JUNE 2023 IN
RICK ASTER’S WORLD

Fewer Parts: Simplifying Computer Manufacture

Apple’s new “system on a chip” Mac architecture shows how computer manufacturing can get simpler.

The heart of the simplified design is the expanded central processor, the “system on a chip” that combines at least five semiconductor components into a single part. On the surface, this eliminates four parts and four steps in the assembly, but the implications go deeper than that.

It is not only the extra silicon pieces that are taken away, but all the connecting components between them. That’s dozens of tiny parts that are no longer part of the assembly process.

With fewer parts that could potentially fail, the new computers are likely to be more physically stable and therefore more reliable, which may mean they last twice as long in actual use. In the long run, this reduces the demand for replacement computers and computer repairs.

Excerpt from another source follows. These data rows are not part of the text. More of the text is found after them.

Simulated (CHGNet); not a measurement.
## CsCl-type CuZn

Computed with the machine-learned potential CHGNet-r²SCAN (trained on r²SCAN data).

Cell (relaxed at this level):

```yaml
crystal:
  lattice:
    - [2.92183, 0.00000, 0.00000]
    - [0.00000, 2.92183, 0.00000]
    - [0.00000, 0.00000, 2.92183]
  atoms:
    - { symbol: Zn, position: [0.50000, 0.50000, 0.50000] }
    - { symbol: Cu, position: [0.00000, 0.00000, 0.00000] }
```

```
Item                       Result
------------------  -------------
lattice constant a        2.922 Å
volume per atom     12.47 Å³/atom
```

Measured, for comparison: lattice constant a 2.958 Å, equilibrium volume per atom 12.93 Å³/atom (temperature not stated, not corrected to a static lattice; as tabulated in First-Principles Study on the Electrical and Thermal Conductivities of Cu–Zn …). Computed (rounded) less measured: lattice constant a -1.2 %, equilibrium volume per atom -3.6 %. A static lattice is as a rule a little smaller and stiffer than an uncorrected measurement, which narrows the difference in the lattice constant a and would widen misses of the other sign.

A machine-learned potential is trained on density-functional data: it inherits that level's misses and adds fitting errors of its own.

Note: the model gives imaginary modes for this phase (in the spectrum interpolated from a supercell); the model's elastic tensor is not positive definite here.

Putting the digital components physically closer together allows them to process data faster. This added computing power means that a single computer can do the work of two or three computers of the previous generation of design. In a few settings, this could reduce the total number of computers in service. More broadly, for portable computers, this arrangement is more power-efficient, so that a battery last longer between charges. Reduced battery use also means that batteries last longer before requiring replacement, another factor reducing demand for repair and replacement of computers.

The streamlined designs could lead to future reductions in manufacturing costs as engineers find better ways to make the expanded “system on a chip” processors.

Computer users won’t have to think very much about the changes, but at the factories, there will be a lot less work to do.

The changes could parallel the design changes in VCRs and DVD players in decades past. New designs looked almost the same on the outside, but if you opened them up, the new designs were almost empty on the inside.

With fewer units in service, longer replacement cycles, and sagging prices, the economic statistics might look like people have lost interest in computers. In truth, it will only be that computers have gotten simpler.